[LLVMdev] Controlling the LTO optimization level

Wed Mar 18 16:27:30 PDT 2015

Hi all,

I wanted to start a thread to discuss ways to control the optimization
level when using LTO. We have found that there are use cases for the LTO
mechanism beyond whole-program optimization, in which full optimization
is not always needed or desired. We started that discussion over in
http://lists.cs.uiuc.edu/pipermail/llvm-commits/Week-of-Mon-20150316/266560.html
and I thought I'd summarize the problem and possible solutions here:

Problem
-------

As currently implemented, the control flow integrity checks in Clang rely on
a so-called bit set lowering pass to implement its checks efficiently. The
current implementation of the bit set lowering pass requires whole-program
visibility. The full details of why are described in the design document at:
http://clang.llvm.org/docs/ControlFlowIntegrityDesign.html

We currently achieve whole-program visibility using LTO. The trouble with LTO
is that it comes with a significant compile time cost -- on large programs
such as Chrome, compiling with link-time optimization can be over 7x slower
(over 3 hours has been measured) than compiling without.

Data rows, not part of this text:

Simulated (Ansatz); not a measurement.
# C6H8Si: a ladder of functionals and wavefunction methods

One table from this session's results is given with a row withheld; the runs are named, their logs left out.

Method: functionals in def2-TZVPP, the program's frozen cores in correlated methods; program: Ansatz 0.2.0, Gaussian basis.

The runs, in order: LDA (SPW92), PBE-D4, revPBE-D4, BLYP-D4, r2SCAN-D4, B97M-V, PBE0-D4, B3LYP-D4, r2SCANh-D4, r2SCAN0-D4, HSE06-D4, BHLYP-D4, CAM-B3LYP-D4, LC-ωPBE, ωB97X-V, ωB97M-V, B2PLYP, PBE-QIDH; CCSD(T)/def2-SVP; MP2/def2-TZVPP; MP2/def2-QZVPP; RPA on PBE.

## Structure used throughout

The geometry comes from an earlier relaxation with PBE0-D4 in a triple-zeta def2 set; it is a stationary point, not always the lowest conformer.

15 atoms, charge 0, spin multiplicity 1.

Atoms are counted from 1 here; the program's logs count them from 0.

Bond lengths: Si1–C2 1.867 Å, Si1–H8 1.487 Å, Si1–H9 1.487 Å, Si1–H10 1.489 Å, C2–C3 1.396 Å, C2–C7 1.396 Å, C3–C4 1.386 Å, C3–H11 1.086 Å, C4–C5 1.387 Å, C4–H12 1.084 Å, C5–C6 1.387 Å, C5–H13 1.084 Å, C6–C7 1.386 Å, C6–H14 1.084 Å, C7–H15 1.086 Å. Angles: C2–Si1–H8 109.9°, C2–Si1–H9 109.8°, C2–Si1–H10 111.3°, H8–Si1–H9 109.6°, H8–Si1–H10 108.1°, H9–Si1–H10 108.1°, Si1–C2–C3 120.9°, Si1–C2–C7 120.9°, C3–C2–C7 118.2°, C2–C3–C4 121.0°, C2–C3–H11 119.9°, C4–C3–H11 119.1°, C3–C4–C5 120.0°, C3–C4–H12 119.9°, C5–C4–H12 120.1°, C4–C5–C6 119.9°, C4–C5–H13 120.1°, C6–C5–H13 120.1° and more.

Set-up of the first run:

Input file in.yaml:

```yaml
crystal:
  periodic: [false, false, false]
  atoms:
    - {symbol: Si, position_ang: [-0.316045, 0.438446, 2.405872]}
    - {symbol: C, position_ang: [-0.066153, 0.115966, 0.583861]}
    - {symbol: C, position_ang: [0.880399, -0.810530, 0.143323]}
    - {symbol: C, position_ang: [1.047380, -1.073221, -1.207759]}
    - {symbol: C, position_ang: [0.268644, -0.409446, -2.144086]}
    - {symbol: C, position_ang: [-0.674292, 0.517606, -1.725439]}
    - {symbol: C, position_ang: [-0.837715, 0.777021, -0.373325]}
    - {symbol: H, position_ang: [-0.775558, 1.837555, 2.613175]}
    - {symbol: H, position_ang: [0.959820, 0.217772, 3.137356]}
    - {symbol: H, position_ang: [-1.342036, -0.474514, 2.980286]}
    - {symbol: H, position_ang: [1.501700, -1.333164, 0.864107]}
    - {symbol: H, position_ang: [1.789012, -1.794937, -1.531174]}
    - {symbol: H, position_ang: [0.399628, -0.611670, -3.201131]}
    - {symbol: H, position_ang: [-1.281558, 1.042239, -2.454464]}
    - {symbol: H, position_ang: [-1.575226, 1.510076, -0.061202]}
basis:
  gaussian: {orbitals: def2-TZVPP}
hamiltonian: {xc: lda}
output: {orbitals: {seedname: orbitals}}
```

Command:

So I would like there to be a way for users to choose whether to apply
optimizations, and how much optimization to apply.

Achieving this requires a design for how users should specify the level of
optimization to apply, as well as a design for changes to the clang driver
and the various LTO plugins so that the plugin knows whether optimizations
are required.

Solutions
---------

1) Controlled at compile time

Strawman proposal for command line syntax:

-flto-level=X means optimize at level X. At link time, the LTO plugin will
take the maximum of all -flto-level flags and optimize at that level.

-flto-level is inferred from other flags if not specified:

-flto implies -flto-level=2.
If -flto not specified, -O >= 1 implies -flto-level=1.
Otherwise, default to -flto-level=0.

This is probably easier to implement in a supported way. We can pass the
LTO level to the linker via module flags as shown in the patches attached to
http://lists.cs.uiuc.edu/pipermail/llvm-commits/Week-of-Mon-20150316/266778.html

2) Controlled at link time

-flto-level has the same semantics as in the previous sub-section, except it is
instead passed at link time.

This is to a certain extent possible to implement with libLTO by passing
-mllvm flags to the linker, or with gold by passing -plugin-opt flags.

According to Duncan, passing flags to libLTO this way is unsupported --
if we did want to accept flags at link time, and we absolutely don't want
to pass flags to the linker that way, I suppose we could do something like
have the clang driver synthesize a module containing the module flags we want.

Optimization Levels
-------------------

We need to decide what the various optimization levels mean. The thing that
works best for the CFI use case is for -flto-level=2 to mean what -flto
currently means, for -flto-level=1 to mean "run only the globaldce and
simplifycfg passes", and for -flto-level=0 to mean "run no passes", but this
may not be the correct thing to do in every situation where we only want a
few passes to run at link time. We may want to make -flto-level a cc1-level
flag until we've had more experience and found more use cases.

Thanks,
-- 
Peter